Collecting Botnets, Performing Data, and Social Responsibility: Jer Thorp of Office for Creative Research

Jer Thorp in front of OCR's Specimen Box
Jer Thorp adjusting the longitudinal scope of a Feb 2, 2014 snapshot of the Sirefef botnet, in OCR’s Specimen Box. Karina Kurmanbayeva/OCAD U.

The Office for Creative Research (OCR) is building the data visualizations of the future: functional, responsive, beautiful, and human. Their projects challenge conventions and trends within the field, and power and politics more broadly. Jer hopes that by tying their practices together, they can make things that have more of a footprint. They are also hoping to provide an example of a non-profit with 18 salaried people. We visited OCR’s unassuming loft in Chinatown; it felt like when Neo went to see the Oracle.

“The caveat of data is that it always surprises you and gives you something you didn’t expect. And those are the good things you want to build the product around.” -Jer Thorp

Specimen Box

Microsoft’s Digital Crimes Unit (DCU) challenged OCR to make a data visualization toolkit they would be using in 5 years that they could never imagine themselves. DCU has three interests: preventing software piracy, stopping child pornography, and botnets (OCR’s focus with them.)

DCU wanted to better understand and respond to botnets, swarms of “zombie” machines used to send email spam, steal data and passwords, mine bitcoins, attack other machines through denial-of-service (DDOS), or install ransomware (malicious software that blocks you from using your computer with a paywall.) In my work for Dell technical support at the height of the Koobface worm, Malwarebytes uncovered scads of malware associated with botnets, commonly because the user had not implemented preventative security and/or were tricked through social media links or phony program updates/installs. Although a sluggish or strangely behaving computer could be cause for concern, increasingly, botnet developers are targeting network accessories and appliances, which have lower security and rudimentary user interfaces.

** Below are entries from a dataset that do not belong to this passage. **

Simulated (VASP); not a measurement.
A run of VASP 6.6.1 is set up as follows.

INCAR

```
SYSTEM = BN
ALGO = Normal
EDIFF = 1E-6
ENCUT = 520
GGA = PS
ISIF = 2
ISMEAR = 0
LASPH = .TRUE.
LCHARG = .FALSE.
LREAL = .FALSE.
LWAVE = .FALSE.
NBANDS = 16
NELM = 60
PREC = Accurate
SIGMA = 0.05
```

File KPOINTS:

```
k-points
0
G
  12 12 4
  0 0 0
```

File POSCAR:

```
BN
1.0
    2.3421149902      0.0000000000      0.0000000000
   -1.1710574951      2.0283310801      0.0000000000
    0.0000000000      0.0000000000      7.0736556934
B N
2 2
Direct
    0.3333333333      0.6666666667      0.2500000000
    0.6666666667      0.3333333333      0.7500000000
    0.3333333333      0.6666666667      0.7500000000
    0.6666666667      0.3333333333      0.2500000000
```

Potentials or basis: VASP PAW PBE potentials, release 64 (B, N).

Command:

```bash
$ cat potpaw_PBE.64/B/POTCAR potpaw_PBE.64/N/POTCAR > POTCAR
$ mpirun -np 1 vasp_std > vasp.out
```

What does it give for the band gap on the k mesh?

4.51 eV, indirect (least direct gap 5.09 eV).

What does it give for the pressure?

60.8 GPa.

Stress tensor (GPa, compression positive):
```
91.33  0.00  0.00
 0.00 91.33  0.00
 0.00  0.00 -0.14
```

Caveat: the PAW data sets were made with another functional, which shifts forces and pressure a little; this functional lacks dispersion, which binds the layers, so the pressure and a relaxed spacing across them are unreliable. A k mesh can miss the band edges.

We are looking at 13 bubbles pinned to an indigo background on a 82″ Microsoft Perceptive Pixel touch display. Each botnet has a name, like Bamital, Citadel, or Sirefef. Sometimes a botnet’s name alludes to its character (chatty vs. stealthy) or a black market purchaser may specify a name of their choosing much like a vanity license plate. These are botnets which have been “decapitated” by DCU for research, although Microsoft could use Specimen Box to better snoop control nodes before this.

Jer says that when about when 80% of Citadel was decapitated, DCU started receiving “white flag” text strings from the operators. Because the DCU collaborates with the FBI and Interpol, often the next event is a police raid of the operators’ premises. “We really wanted to go along on one of their takedowns.” Jer jokes, “I wanted to put on the vest! I’m sure it’d be really unsatisfying… they break down the door and there’d just be, like… a dude in a basement.” Maybe even next door. You can usually find articles about defunct botnets’ operators (and how the malware propagated), like this exposé by Sophos about the aforementioned “Koobface malware gang” (PDF).

Show All The Data

Hiding data is reductionist by nature, inherently making the data visualization less useful. Smart design is transparent without being cluttered, enhancing human pattern recognition.

https://vimeo.com/100818042

Each point of light entering a bubble represents 10 calls “home” to the botnet’s control node. There is a pulse at every 2500 messages, and at every 35,000, a vocoder announces the city of origin to stress the globality of each botnet.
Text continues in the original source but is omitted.